One final characteristic of Mesoamerican dragons is significant and warrants attention. This concerns their intimate association with the planet Venus. As Brundage has noted:
"In Teotihuacan the dragon is plainly portrayed as an overarching sky motif, a path for stellar objects. He is a plumed rattlesnake, and he is often paired or twinned. He can be identified, from the quincunx (the five points that together form the emblem of the morning star) that adorns him, as the planet Venus."(21) (See Figure 8.)
The dragon's identification as the planet Venus forms yet another example of a persistent tradition which has no apparent basis in reality. For under what circumstances does the planet Venus present the appearance of a celestial dragon?
The standard opinion among Mesoamerican scholars would appear to agree with Brundage who sees the serpent-dragon originating as a symbol of the overarching sky, with the Venus glyphs presumably serving a decorative function. Accordingly, Thompson writes:
"Celestial dragons frequently have Venus glyphs on their heads, but as they form the canopy of heaven, it is not unnatural that their function should be emphasized by setting on their bodies the star of dawn and dusk."(22)
While it is difficult to argue with a scholar of Thompson's stature, the fact of the matter is that the "canopy of heaven" does not in the least resemble a circular serpent, much less a fire-breathing dragon. Nor does there appear to be any apparent reason why the celestial canopy should be so meticulously equipped with feathers, beard, and igneous designs. Here, also, ad hoc explanations will be required. Yet, if the celestial dragon was originally a writhing comet, one associated in some way with the planet Venus, each of these associations would make perfect sense.

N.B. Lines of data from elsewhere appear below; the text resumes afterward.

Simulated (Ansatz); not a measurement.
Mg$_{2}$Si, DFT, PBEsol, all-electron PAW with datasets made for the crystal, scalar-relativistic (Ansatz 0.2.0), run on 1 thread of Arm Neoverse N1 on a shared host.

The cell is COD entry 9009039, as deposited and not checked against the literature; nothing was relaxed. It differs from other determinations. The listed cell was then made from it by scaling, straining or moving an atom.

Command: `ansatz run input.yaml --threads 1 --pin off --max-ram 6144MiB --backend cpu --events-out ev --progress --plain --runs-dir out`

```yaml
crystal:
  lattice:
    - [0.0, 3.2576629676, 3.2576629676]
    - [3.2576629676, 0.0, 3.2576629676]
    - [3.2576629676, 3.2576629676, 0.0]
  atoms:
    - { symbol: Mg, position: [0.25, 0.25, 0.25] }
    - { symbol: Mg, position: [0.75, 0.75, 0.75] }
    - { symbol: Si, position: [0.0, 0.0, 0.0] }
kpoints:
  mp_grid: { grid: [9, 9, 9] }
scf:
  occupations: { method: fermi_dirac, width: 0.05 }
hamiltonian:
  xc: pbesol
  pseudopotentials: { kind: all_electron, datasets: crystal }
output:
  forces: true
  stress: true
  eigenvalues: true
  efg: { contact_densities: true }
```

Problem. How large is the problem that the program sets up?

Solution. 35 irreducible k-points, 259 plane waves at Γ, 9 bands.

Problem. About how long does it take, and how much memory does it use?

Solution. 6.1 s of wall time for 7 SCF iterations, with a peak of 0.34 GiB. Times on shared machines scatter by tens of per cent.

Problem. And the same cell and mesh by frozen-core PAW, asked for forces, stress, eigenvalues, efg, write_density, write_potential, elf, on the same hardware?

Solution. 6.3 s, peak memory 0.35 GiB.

Indeed, the traditions concerning the Venusian dragons appear too specific to be explained in Thompson's manner. The Aztec fire-dragon, Xiuhcoatl, for example, is represented as carrying the Sun upon its back.(23) By what stretch of the imagination does the present Sun appear to ride upon a dragon? And yet, the Mesoamericans ascribed the same role to the planet Venus. Thus a Mayan name of Venus, Icoquih, translates as "she who carries the sun on her back".(24)
A clear test as to whether the Mesoamerican dragons symbolize the sky in general ( la Brundage and Thompson), or a comet-like Venus in particular, can be made by comparing the Mayan traditions with those from the Old World. Such a comparison reveals that the planet Venus was also described there as a celestial dragon.
One of the world's oldest religious texts, The Exaltation of Inanna,* describes the planet Venus in the following manner: "In the form of the great Serpent you have deposited poison across the land."(25)
[*See B. Newgrosh, "The Case for Catastrophe in Historical Times," KRONOS XI:1 (Fall 1985), pp. 3-20. - LMG]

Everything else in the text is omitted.